As it is one of the country’s original types of popular music, a trot performance has its own formula. Male crooners usually wear spangled suits in gaudy colors while female singers opt for flamboyant gowns that are far from everyday dresses.

They mostly sing about love, life, loss, and sometimes filial duty, with a heady nasal sound. Their voices fluctuate irregularly in order to add a vibrating quality, which can sometimes sound very unnatural.

Thus, when Jang Yoon-jeong released her first studio album in 2004 when she was in her mid-20s, it was a sensation. The singer sang about love and life with straightforward lyrics, unlike her senior predecessors.

“With Jang, the nation’s trot genre has come a long way,” said music critic Kim Heon-sik. “Everyone, even children who were as young as 6 or 7 years old, sang Jang’s debut song.”
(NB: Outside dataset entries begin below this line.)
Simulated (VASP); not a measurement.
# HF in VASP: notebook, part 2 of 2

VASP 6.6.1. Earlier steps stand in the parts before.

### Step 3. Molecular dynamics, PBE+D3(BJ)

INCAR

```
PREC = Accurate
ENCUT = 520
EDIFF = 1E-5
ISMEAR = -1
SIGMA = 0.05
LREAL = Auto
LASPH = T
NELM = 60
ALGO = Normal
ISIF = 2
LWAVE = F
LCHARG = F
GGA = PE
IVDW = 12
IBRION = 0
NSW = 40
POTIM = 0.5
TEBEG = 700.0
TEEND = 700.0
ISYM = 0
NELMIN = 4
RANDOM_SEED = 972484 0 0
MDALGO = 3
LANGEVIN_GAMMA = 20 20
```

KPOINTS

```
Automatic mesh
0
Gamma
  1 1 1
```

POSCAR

Jang has said on multiple TV talk shows in the past that she did not think about becoming a trot singer after winning the top honor from a now defunct yet influential singing competition for college students in 1999 with a ballad.

But the country’s music industry was too tough for her to break into, so she eventually decided to sing the trot song “Oh My Goodness” as her debut after being convinced by the head of her agency.

Apparently, she cried for three days after making the decision, but it paid off - her debut trot album led her to become one of the country’s highest-paid singers.

Trot was once considered the least-preferred Korean music genre for young singers, but that is changing, largely thanks to Jang.

Most recently, Lizzy, a member of girl group After School, released her first solo song “Not an Easy Woman,” which is a trot song.

There was no reason for the 23-year-old singer to be experimental because has she already carved out a name for herself as a member of After School and its offshoot, Orange Caramel.

But she was willing to sing a trot tune and even chose to showcase her new digital single on “Nationwide Singing Contest,” which is one of the country’s longest-running music shows and tends to cater to people in their 60s, 70s and 80s.

It is rare for a K-pop star to debut on the contest, which first began airing in 1980.

Lizzy recently said during an interview with MBN Star, a local online entertainment news agency, “I loved to sing trot songs since I was young and I also became a member of After School after I passed an audition by singing a trot song.”

She continued, “You know, idol music is short-lived, so I wanted to challenge myself to something new. I also thought trot music would stay longer in the music market compared to idol music.”

Lizzy is not the first K-pop act to try her hand at the genre. Before her, Daesung of K-pop boy group Big Bang released the digital single “Look at Me, Gwisun” in 2008.

The song was composed by G-Dragon, another member of Big Bang. When it was released in 2008, YG Entertainment, Daesung’s agency, said it had no plans to make a music video for it because it was produced as a one-time event for fans of the boy group.

But the upbeat song became a hit, and Daesung even released it in Japanese. About a year after “Look at Me, Gwisun” was released, Daesung also brought out another trot song.

“Jang surely made the trot industry much younger than before,” said Kim, the music critic. “After her, the trot industry became more experimental and added a younger aspect by releasing upbeat trot songs that could appeal to younger fans.”

Lizzy and Daesung released their trot songs after they earned recognition as K-pop acts, but some younger trot singers chose the genre as a desperate last try, just like Jang.

Hong Jin-young, who is a prolific singer and a star on many reality TV shows, first started out in 2007 as a member of a girl group. But her band failed to impress K-pop fans.

Yet she bounced back by transitioning from a former girl group member to a trot singer by releasing “Love Battery” in 2009.

Now she appears in many TV shows, including the reality program “We Got Married,” in which she pairs up as one half of a fake celebrity couple with actor Namgoong Min.

Trot duo Wink also debuted in show business as comedians, but the identical twins received little success. Eventually, they released a trot album under the stage name Wink in 2008, which reaped decent success.

Of all the young trot singers, Park Hyun-bin is one of a few who chose the genre from the very beginning of his career. The singer released his debut album in 2006 and instantly soared to stardom because the trot industry was heavily dominated by male performers in their 60s and 70s back then.

“The local music market has a limited number of people who are willing to purchase music,” said Lee Taek-gwang, a culture critic and professor of English language and literature at Kyung Hee University.

“The main consumers are mostly young people, but trot music has its own market, just like idol music, and it even has a fan base overseas. For this reason, singers want to try the genre out for money, fame and their career.”